Foster & Allen on their new autobiography and five decades of success
Entertainment

Foster & Allen on their new autobiography and five decades of success

WHEN Tony Allen left technical school in his home town of Moate, County Westmeath in 1967, he could not possibly have envisaged the incredible music career that was to follow.

His story of success is the subject of a new autobiography with his cohort Mick Foster, entitled After All These Years: Our Story.  Tony first met Mick Foster when they both played in the same local band, The Nightrunners, and were both in and out of the Irish Midlands’ trad scene.

So how did they eventually get from playing in local bands to performing on TV and the world’s concert stages – selling millions of records along the way? And how did he and Mick end up working as a duo in 1975?

Tony takes up the story: “We had done some gigs in London with the band and Paddy Callaghan had taken over The Prince of Wales pub in Kilburn,” he says. “He asked myself and Mick to do a week there so the rest of the band went home and we stayed on”.

“That was really the start of the duo. Mick had been on to me to leave the band [The Nightrunners]. He had seen the Alexander Brothers from Scotland when they came over to Ireland and he thought there should be an Irish version.

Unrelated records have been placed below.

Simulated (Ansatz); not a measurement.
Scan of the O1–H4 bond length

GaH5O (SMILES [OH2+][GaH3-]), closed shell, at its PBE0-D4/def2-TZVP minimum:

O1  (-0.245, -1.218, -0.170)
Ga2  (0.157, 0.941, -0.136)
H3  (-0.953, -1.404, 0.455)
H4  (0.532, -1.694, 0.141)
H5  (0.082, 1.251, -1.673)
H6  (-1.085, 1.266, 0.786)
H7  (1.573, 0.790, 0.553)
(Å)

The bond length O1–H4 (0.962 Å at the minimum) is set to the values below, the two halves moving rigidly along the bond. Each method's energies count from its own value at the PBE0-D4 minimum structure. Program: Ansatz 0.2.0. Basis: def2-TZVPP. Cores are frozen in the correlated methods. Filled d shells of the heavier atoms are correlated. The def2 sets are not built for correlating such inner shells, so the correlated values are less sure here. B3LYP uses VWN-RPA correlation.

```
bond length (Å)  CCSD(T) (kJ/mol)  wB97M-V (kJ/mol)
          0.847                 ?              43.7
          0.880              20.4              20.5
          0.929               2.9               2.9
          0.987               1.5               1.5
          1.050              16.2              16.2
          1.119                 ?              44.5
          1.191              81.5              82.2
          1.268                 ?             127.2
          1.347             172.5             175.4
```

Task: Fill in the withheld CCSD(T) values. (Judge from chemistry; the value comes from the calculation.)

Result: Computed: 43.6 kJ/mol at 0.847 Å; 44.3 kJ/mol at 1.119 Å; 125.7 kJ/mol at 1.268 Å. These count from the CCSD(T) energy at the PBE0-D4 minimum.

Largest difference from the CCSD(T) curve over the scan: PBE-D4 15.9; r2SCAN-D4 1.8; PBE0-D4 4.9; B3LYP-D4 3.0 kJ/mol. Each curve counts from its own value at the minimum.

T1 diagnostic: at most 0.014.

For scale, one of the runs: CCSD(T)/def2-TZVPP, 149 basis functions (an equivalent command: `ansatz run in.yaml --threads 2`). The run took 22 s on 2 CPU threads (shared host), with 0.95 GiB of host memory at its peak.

"He eventually persuaded me to leave the band and go on the road – just the two of us. I was playing organ and keyboards at the time and Mick was on the accordion so we went down the road as Foster & Allen doing the local pubs and traveling all over the country playing pubs and GAA halls.

“At that stage the ballad scene had developed into a sort of cabaret scene. A lot of the bands had broken up and formed smaller groups and the cabaret scene was going great. In 1978 we signed a record deal with Donie Cassidy.  We had just released The Blacksmith and then Bunch of Thyme which went to number one in the Irish charts.

“Donie took that off to London with Mick Clerkin and it went into the British record charts. We got on Top of the Pops and that really started the whole thing going outside Ireland. It then went from strength to strength and we are still kicking around at it”.

In such a long career there must have been many highlights? “I think for us it would have to be our appearance on Top of the Pops in 1982,” says Tony.

“That changed the whole thing for us. If you think about it, we went from playing the likes of The Prince of Wales in Kilburn or the Irish Club in Birmingham, to doing a concert tour of England – the big theatres. Our records were being played on all the regional stations. That was a big change”.

“Then in 1983 Maggie came out and Mick McDonagh, the man who put the Green Velvet albums together, sent the song to Ken Harding in Australia. Ken released it as a single and it went to number one in Australia and New Zealand for five weeks so that established us over there”.

Tony was anxious to acknowledge the importance of the Green Velvet compilation albums that did so well in the British charts.

“Because they were backed by a TV advertising campaign they brought Irish folk music into the mainstream.  Apart from Foster & Allen tracks they featured De Dannan with Mary Black, The Fureys, Irish Mist and Brendan Grace, who was huge at the time.

"It meant people who might not have been too familiar with Irish folk music were now being exposed to it at peak viewing times and they latched on to it.”

The importance of national TV advertising cannot be overstated in the success of Foster & Allen.

In relation to the way that daytime television has changed Tony said: “In the old days you could do something like Pebble Mill at One and the whole country would see it. You could be on all day now and hardly anyone would see it because there are so many stations but it’s great to be still performing.

“We have the book out now which tells our own individual stories and the story of the band. A new single is also due out shortly plus of course the UK tour coming up. It’s good to be still at it after all these years, which by coincidence just happens to be the title of the book”.

Foster & Allen begin their British tour at the end in Tunbridge Wells on October 29 and tour throughout November.

After All These Years: Our Story is published by Random House.